Ramsey cardinals and the continuum function

This is a talk at the CUNY Logic Workshop, February 14, 2014.
Slides

The continuum function maps a cardinal $\alpha$ to the cardinal $2^\alpha$, the size of its powerset. Cantor introduced the continuum function when he showed that $2^\alpha>\alpha$ and famously asked whether the Continuum Hypothesis (${\rm CH}$) holds. The Generalized Continuum Hypothesis (${\rm GCH}$) was first stated a few years later by Jourdain. About that time, König presented his false proof that the continuum is not an $\aleph$, hidden in which was König's Inequality: $\text{cf}(2^\alpha)>\alpha$. Zermelo meanwhile created a formal context for asking about the Continuum Hypothesis by formulating the ${\rm ZFC}$ axioms, an axiomatic foundation for Cantor's set theory. Nearly half a century later, the Continuum Hypothesis was (perhaps unsatisfactorily) resolved. First Gödel constructed $L$, the smallest inner model of set theory, and showed that the ${\rm GCH}$ holds in $L$. Three decades following, Cohen invented forcing and used it to show that ${\rm ZFC}$ is consistent with $\neg{\rm CH}$. Solovay quickly extended Cohen's techniques to show that, in fact, König's Inequality was the sole restriction on the value of $2^\omega$! Soon afterwards Easton used his Easton product forcing to show that if $V\models{\rm GCH}$ and $F$ is any weakly increasing (class) function on the regular cardinals such that $\text{cf}(F(\alpha))>\alpha$, then there is a (cardinality and) cofinality preserving forcing extension in which $F$ is realized as the continuum function. This essentially meant that König's Inequality was the sole restriction on the values of the continuum function on the regular cardinals. The situation with singular cardinals turned out to be much more complicated but that calls for a different post. Easton's Theorem would have been the end of the story of the continuum function (on the regular cardinals), if it wasn't for large cardinals.

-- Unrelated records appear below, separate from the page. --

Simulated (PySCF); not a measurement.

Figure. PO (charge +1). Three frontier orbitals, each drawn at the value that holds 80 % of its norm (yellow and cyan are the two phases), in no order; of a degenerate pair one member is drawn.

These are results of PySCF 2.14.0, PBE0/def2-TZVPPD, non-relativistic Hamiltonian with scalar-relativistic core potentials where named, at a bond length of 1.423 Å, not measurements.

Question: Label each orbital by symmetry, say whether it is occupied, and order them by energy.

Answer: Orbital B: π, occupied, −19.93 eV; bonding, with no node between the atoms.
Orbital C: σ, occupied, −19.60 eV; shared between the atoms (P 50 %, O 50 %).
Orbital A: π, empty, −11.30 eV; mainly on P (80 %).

The introduction of the first large cardinal axioms dates all the way back to Cantor's times. But an intense study of the large cardinal hierarchy began about the time that Cohen invented forcing. So naturally questions arose about which continuum patterns are compatible with a given large cardinal. Gödel had conjectured that large cardinals would decide ${\rm CH}$, but it follows from the Lévy-Solovay phenomena (they showed it for measurable cardinals), which holds of all known large cardinals, that this cannot be the case. Nevertheless in many obvious and some subtle ways the presence of large cardinals affects the continuum function. Obviously, if $\kappa$ is inaccessible, then the continuum function has a closure point at $\kappa$. Far less obvious are a series of deep results showing that a measurable cardinal $\kappa$ with $2^\kappa>\kappa^+$ has consistency strength greater than just a measurable cardinal [1]. Many large cardinals of the smaller or larger varieties reflect properties of the continuum function below or above. The ${\rm GCH}$ cannot fail for the first time at a measurable cardinal because any failure reflects down to a stationary set of cardinals. But ${\rm GCH}$ can hold below a measurable cardinal and then fail above it. A measurable $\kappa$ can be the first regular cardinal at which ${\rm GCH}$ holds. If $\kappa$ is supercompact and ${\rm GCH}$ holds below $\kappa$, then it must hold everywhere and if it fails at or above $\kappa$, then it must fail somewhere below as well. The same strong reflection holds for the much smaller strongly unfoldable and remarkable cardinals.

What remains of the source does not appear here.